Best way to scan to .rtf?

I’m scanning a lot of research (documents and articles) into a new DTPO database, and would like them to be .rtf documents, not .pdfs.

I’m using a ScanSnap scanner - how can I have it send documents to DTPO as .rtf files?

I have limited experience with going beyond OCR’ed pdfs. Here is what I can say: I recently got the full version of ABBYY Finereader to accomplish some more involved OCR. In particular, I was interested in replacing the (image/text layer) method for certain documents with “text only”, i.e. the scanned image characters get replaced in the pdf by similar looking actual font characters (for the obvious reason that the file is vastly smaller). This works quite well for many documents. Then I saw that Finereader also offered saving as docx (and probably rtf as well). I figured that once the text (characters and words) and structure (paragraphs, sections, headlines) are properly recognized, it should be easy to dump that into a Word file. The ability to further re-format this document (e.g. changing globally the font size, to create a version that reads well on an iPhone and another on an iPadPro) makes this attractive. The results in terms of the formatting was very poor and I gave up on it. Writing to EPUB also was disappointing. Writing to “font only” pdf, on the other is often amazingly good.

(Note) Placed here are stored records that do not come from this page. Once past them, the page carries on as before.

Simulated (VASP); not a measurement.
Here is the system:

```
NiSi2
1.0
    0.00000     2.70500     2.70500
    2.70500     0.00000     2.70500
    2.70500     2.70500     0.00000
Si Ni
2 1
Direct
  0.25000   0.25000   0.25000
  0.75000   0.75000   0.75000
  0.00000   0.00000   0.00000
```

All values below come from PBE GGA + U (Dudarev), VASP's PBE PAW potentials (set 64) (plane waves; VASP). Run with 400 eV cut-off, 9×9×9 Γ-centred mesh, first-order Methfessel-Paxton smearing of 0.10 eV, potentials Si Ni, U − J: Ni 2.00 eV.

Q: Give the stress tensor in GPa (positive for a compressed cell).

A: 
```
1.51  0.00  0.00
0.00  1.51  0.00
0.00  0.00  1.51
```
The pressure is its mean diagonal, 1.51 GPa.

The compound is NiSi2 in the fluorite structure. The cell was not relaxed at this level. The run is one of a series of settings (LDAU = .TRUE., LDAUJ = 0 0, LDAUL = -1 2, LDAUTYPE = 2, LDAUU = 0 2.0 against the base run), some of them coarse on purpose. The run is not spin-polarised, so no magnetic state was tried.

This might work much better for you, who knows. But: the beauty of (image/text layer) is that even if there are numerous mistakes in the OCR, you always know that you have the original image to go by. At most, your text search can be faulty here and there, which is a lot more benign than whole sections being unreadable.

So be careful with going into production mode with any method that does not preserve the image layer, unless you anyway check and fix each document in detail at the time it gets scanned.

Edit: I see that you refer to “documents and articles”. Hence, there will be figures, there will be two-column content. The Mac version of rtf cannot handle this. For figures it would be rtfd. The latter is rather simplistic, and no one outside the Mac domain can look at them. I’d stay away from that.

In any case: If these articles are original literature, why do you want to make them editable? Which, I imagine, is the only purpose of leaving the rather robust pdf format? Putting annotations in?

You didn’t mention which ScanSnap, so I’ll assume you’re using the more recent ix500. ScanSnap always creates a PDF, it does not scan to rich text. As @gg378 explained, however, the ABBYY Fine Reader software included with your ScanSnap can cover the PDF to Word. Word files can be opened and saved as RTF – though that involves additional steps in Word.

I’d suggest an alternate way is to send those PDFs to DEVONthink and use Data > Convert > To Rich Text – a command that can be applied to multiple PDFs at the same time. The DEVONthink conversion does not replace or delete the existing PDF, which is a good safety. You never want to delete scanned PDFs unless you have access to the source paper doc and can rescan.

The resulting RTFs from a DEVONthink conversion can have widely varying quality depending on what’s in the PDF. For example, tables rarely come out right. Scanned prints of Excel documents look nothing like the original. If you have lots of tables or spreadsheets to convert, then look into ABBYY’'s conversion to Excel – or consider getting Acrobat.

To add to the great advice here, note that RTF - while common on the desktop - has far less support on iOS. Just something to consider.

I second Jim’s point that because the image layer of PDFs faithfully reflects the original paper document, it’s protection against OCR errors – whereas other document formats would inevitably present erroneous information to the viewer, as they would not retain the original appearance of the paper document. OCR errors can and do happen.

Do you want OCRed documents captured as RTF to contain “bloopers” resulting from text recognition errors? That could be serious for legal documents, receipts used at tax time, etc.

korm’s point that RTF conversion of scanned tables is not good should also be remembered.

I’m a big fan of rich text for my notes and Web captures. But for whatever reason, Apple’s support of rich text in iOS is poor. If you want to see your scanned documents in that environment, you may have problems.